Between the paperwork to file in time for this Monday, the anxiety and, for many of us, the inevitable check writing, paying your income tax every year hardly seems like a time for mixing up celebratory drinks. But just as death and taxes are often inextricably linked, so too are alcohol and taxes, which, in tandem, actually shaped American history.
In fact, you may need to take a stiff slug of whiskey before you continue reading this: The federal income tax was instituted to help pave the way for Prohibition.
With the nation’s breweries, wineries and distilleries out of business the federal government needed to find another source of revenue: you and me.
“By the time Congress voted to approve a constitutional amendment authorizing income tax, the antiliquor caucus and the protax caucus were remarkably congruent,” wrote Daniel Okrent in his book Last Call: The Rise and Fall of Prohibition.
Given how significant the change was, it makes sense that there is even an Income Tax Cocktail in Harry Craddock’s legendary art deco The Savoy Cocktail Book, which was originally published in 1930.
It combines gin with both dry and sweet vermouth, a squeeze of orange juice and some bitters.

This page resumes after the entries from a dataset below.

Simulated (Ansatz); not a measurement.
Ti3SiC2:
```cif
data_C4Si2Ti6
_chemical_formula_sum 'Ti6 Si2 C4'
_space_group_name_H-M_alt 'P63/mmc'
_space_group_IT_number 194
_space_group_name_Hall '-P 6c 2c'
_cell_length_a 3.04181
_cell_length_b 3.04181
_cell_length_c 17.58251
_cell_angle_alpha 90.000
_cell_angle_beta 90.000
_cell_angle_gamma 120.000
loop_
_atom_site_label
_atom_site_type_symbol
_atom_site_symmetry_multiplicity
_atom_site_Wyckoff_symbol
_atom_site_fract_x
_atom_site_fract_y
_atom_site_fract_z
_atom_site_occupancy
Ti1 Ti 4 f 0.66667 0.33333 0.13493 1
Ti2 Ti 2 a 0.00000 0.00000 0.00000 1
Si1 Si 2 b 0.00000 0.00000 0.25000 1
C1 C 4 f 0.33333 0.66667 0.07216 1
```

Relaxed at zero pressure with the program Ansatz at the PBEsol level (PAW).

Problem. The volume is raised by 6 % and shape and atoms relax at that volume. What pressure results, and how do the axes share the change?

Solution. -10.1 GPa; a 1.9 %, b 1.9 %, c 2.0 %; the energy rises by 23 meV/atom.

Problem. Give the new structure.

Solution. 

The concoction is very similar to the classic and extremely popular Bronx cocktail that is only missing the bitters. (The Bronx recipe, according Philip Greene’s Hemingway cocktail companion To Have and Have Another, was most likely first published in 1908.)
The legacy of booze and taxation is at the root of America’s founding.
As any middle school history scholar can tell you, the country’s Founding Fathers were outraged by Britain’s policy of taxation without representation.
However, after driving the redcoats back to England, the country’s first president, George Washington, found himself running a country that had huge debts from the Revolutionary War.
To bridge the gap he was forced to, you guessed it, tax the young country’s farmer distillers. That decision was, of course, less than popular and led to the Whiskey Rebellion, which had to be forcibly put down.
It’s a particularly ironic chapter in American history, considering that Washington himself would later open the country’s largest rye distillery after leaving office.
Even to this day, one reason for the high price of hard alcohol in America is that spirits are taxed at just about every possible level.
Thanks to IRS scheduling you get an extra few days this year to finish filling out your 1040 form. And for those of you who have diligently already filed you certainly deserve a drink (perhaps an Income Tax Cocktail) and for those of you who are still filing, we toast you!
Income Tax Cocktail
Contributed by Harry Craddock
1 dash Angostura Bitters
Juice of one quarter of an orange
.25 oz Dry vermouth
.25 oz Sweet vermouth
.5 oz Dry gin
Add all the ingredients to a cocktail shaker and fill with ice. Shake and strain into a cocktail glass.